Susan Shinn column: She loved spreading good news
Published 12:00 am Thursday, December 7, 2006
By Susan Shinn
CHINA GROVE — When Linda Hatley hears a siren, it’s hard for her not to grab her camera and go.
“I’ve still got the newspaper hound in me,” says Linda, who lives with her husband, Gary, in China Grove.
For three years in the early ’70s, Linda was editor of the Norwood News in Stanly County.
A man named Mr. Smith came to town and started the paper.
“It wasn’t even a tabloid,” Linda says. “It was just a little fold-over thing with Polaroid pictures.”
Mr. Smith had asked Linda to help out, and asked her to take over the paper when he decided to return to Concord.
“I prayed about it,” Linda says, “and the Lord said to take it.”
So she and her first husband converted a room in their house to the newspaper office in November 1972.

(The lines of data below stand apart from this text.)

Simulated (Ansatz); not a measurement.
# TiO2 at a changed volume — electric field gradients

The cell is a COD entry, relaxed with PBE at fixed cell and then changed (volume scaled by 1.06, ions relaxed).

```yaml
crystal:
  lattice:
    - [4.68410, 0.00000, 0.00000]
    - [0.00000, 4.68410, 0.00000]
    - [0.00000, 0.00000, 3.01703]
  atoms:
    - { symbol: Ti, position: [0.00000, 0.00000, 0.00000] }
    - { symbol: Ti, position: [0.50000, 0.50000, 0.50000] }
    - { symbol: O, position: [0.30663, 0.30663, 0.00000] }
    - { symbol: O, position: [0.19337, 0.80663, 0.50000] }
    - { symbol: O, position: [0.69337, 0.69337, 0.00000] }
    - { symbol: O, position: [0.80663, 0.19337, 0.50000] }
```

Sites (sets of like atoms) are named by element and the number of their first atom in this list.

She used an adjuster writer which justified the text and a headliner to make the headlines.
“Oh honey! It was antique, believe me,” she says.
The paper published every Thursday.
“By February, we had gone to an office on Main Street in Norwood and had gone to broadsheet,” Linda says, referring to the size of paper that most newspapers use.
She had an open house. Members of the Albemarle town council attended, as did mayors from surrounding towns. She couldn’t believe it.
She’d made more improvements in her paper. She’d gone from “hot type” to “cold type,” used color pictures and didn’t charge for bridal announcements.
When she started, she didn’t even know what a column inch was — the way ads are sold.
She learned fast.
She hired a photographer and published her ad rates. When he left, she learned how to take pictures, while her husband learned to develop them.
She hired neighborhood children to insert ads and roll papers. Linda and her husband delivered papers.
At the time, this was a departure because the paper had been mailed.
Eventually, subscribers were waiting in the driveways for the paper to arrive.
“People loved it,” Linda says. “It was their paper with their name on it. I reported happy news, good news, community news.”
There was the feature on the lady who made dolls, the family with 12 children — “100 biscuits a day” was her headline — the person who survived a kidney transplant.
Linda worked hard to sell advertising. She got the Belk account, the JC Penney account, the Eckerd account.
“I’d go wherever I had to,” she says.
She even went to the editor of the other paper in the county to ask him for his help in getting a picture for the graduation section. It would publish after his paper came out.
She didn’t realize how naive she was.
“You’re my competition,” he told her, “and I have no intention of helping you.”
It flabbergasted her, but it thrilled her, too.
He considered the Norwood News his competition.
At her open house, Linda had met a doctor who offered to help her when she needed it.
After the meeting with her rival editor, she called him. He came in as a silent partner to make the paper better.
During Linda’s first year as editor, the Norwood News was sent to 36 states, eight foreign countries and 66 counties in North Carolina.
“I guess the competition was upset,” she admits.
She worked 100-hour weeks to get the paper to bed.
“I look at everything as an opportunity,” she says. “I just love a challenge.”
Linda sold the paper when her husband became ill. She continued working as a photographer until she retired in 2004. She’s had other jobs over the years, but her newspaper work was the most exciting “by far.”
So, does she still want to pull out her camera when she passes a wreck?
“More than you can know,” Linda says.